Popular Caribbean Island, Grenada entertainer, Dionne Blaize has said that Nigerian ancestry runs in her blood, little wonder singing Afrobeats, a music genre of Nigeria origin comes naturally to her.
Dionne Blaize is a multi-talented entertainer. Aside from singing, she’s equally a songwriter, model, actress and screen play writer. She’s currently making waves with the audio and video of her latest single, ‘Can’t Forget’.
Her family is from the Caribbean Island, Grenada, but she grew up in Brooklyn New York, and is very passionate about music and the arts. “I love creating/writing life experiences and feelings through song. I love creating music that makes people think and also feel good.

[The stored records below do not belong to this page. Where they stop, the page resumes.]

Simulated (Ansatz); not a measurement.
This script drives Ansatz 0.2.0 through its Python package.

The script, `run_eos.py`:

“According to my mother, I started singing as early as six months old. My father was a self-taught musician because he grew up poor in Carricou, Grenada. I sang in church, and in the performing arts in school. I also have siblings and uncles who are musicians. I’ve always been surrounded by music. I understand its power. It has the ability to make people feel certain emotions, and I love being a part of that.
“My father used to dance big drum in Carricou, Grenada. It was passed down to him from his mother and his grandmother, which I know was passed down the generational bloodline. They kept some of the African culture. I admired my father. He had a strong influence in my life, especially when it comes to music and the arts. I’ve always been interested in African culture. It’s not something that’s a part of the school curriculum in America, but I’ve always
been interested in learning and knowing more about it. From the moment I heard Afrobeats, I fell in love with it. It’s amazing music. I’m so very proud of where it’s come,” Blaize gushes.
Speaking further, she said: “I did an ancestry test and I happen to have Nigerian ancestry so it’s in my blood (laughs). It feels and comes so naturally to me doing Afrobeats. I feel like it’s a part of my calling. I feel our lives are already mapped out for us and I know this is where I’m supposed to be and what I’m supposed to be doing.
“I admire and I am a fan of many Nigerian artists like Burna Boy, Tems, Rema, Nomcebo, just to name a few. I love their style. I think they got the ‘it’ factor! There’s so many great Nigerian artists. I think they’re all amazing and I would love to be a part of it. I would love to do collaborations with them all.
“Nigerians are very strong people. I admire their determination/courage/drive. They are warriors! I think they have a very strong influence in African culture. I think they dominate/succeed in every field that they set their mind to. I think that they set the pace for Afrobeats. If someone would’ve said that Afrobeats would be where it is today, a lot of people wouldn’t have believed it, but look at the where it is now? I was so proud when I saw Burna Boy, Rema and Tems performing at the NBA halftime show. Amazing. That’s a great accomplishment!”
On her penchant to constantly dish out good music, Dionne Blaize reiterates that “I am in touch with my emotions and when I listen to a song it has to make me feel something. If the song is supposed to make me feel good and want to dance, then I should be on my feet dancing and smiling/feeling good! If that song is supposed to make me feel that person’s pain then I wanna feel that pain. When I hear a song for the first time, I’m listening with my emotions and if it can invoke the emotion it’s supposed to, then it’s good music to me.
“I hope that when people listen to my new single and watch my video that they feel the message that I’m trying to convey. I hope they get goosebumps!
“My future plan is to put out some great afrobeats music. I love creating, and I want to make music that makes people feel good. My focus is to drop some really happy good feeling music. I want to come to Nigeria and work with the great talented producers and artists there. I hope to come there and perform one day soon.”
Dionne Blaize considers herself to be an artist like Rihanna, in the sense that she does different genres of music. With her previous songs, she had delivered genres like R&B, reggae, dance, Soca, Pop and Afrobeats.
“I love music and I don’t like to lock myself into a box, but I feel that I have found my niche with Afrobeats,” she concluded.